On July 7 the project's initiative group held its first working meeting. Until then, everything existed as scattered conversations, notes, and sketches. At this meeting we tried for the first time to articulate the project as a whole and to lock in three foundational documents: the roadmap, the manifesto, and the values.
We deliberately start not with the product or the technology. First — principles and a planning horizon. Without that, any development turns into a string of tactical decisions with no overall direction, and within six months the project becomes unclear about what it even is.
If values aren't articulated in advance, they form along the way through random decisions. And then the project becomes whatever circumstances made it, rather than what it was meant to be.
The main debate of the first meeting was not about content but about form. Should we write a manifesto at all, or is that needless grandiosity for a technology project? We agreed that we should — but in a format that passes the test of "can you actually make concrete decisions by these principles, not just quote them on the website".

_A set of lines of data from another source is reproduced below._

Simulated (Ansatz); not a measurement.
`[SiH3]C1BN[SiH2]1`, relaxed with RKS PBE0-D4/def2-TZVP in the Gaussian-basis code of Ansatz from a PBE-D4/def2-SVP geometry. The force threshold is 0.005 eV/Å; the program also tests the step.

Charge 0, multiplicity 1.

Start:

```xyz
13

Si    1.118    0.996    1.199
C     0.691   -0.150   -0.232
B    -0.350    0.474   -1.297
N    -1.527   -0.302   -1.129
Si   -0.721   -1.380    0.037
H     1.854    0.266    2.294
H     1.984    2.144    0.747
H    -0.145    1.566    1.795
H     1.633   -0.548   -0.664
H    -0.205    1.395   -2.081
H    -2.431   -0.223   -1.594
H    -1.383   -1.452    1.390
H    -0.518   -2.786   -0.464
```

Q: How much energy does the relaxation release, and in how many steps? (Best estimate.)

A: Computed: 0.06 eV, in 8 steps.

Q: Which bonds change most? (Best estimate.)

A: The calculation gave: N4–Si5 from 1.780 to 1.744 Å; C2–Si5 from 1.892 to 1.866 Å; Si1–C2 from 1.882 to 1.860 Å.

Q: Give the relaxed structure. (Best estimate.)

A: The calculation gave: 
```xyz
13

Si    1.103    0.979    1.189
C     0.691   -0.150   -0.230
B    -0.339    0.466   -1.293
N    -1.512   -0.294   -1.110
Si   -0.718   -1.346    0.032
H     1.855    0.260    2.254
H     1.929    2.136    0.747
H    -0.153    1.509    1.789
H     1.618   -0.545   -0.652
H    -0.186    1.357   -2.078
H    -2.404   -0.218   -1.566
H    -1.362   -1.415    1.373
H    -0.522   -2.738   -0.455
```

What we took into development
After the meeting we divided responsibilities: each of the three documents got a lead author and a circle of reviewers. The deadline — two months until the second meeting.
- The roadmap: a two-year horizon, with zones of uncertainty marked out.
- The manifesto: short, working, without declarative phrasing.
- Values (foundational values): five to seven principles, each with a criterion of applicability.
- The group's working principle: open minutes, voting on contested questions.
- The next meeting — in two months, on the technology stack.
The project's history in its current form is counted from this meeting. All later decisions rest on the documents produced from it.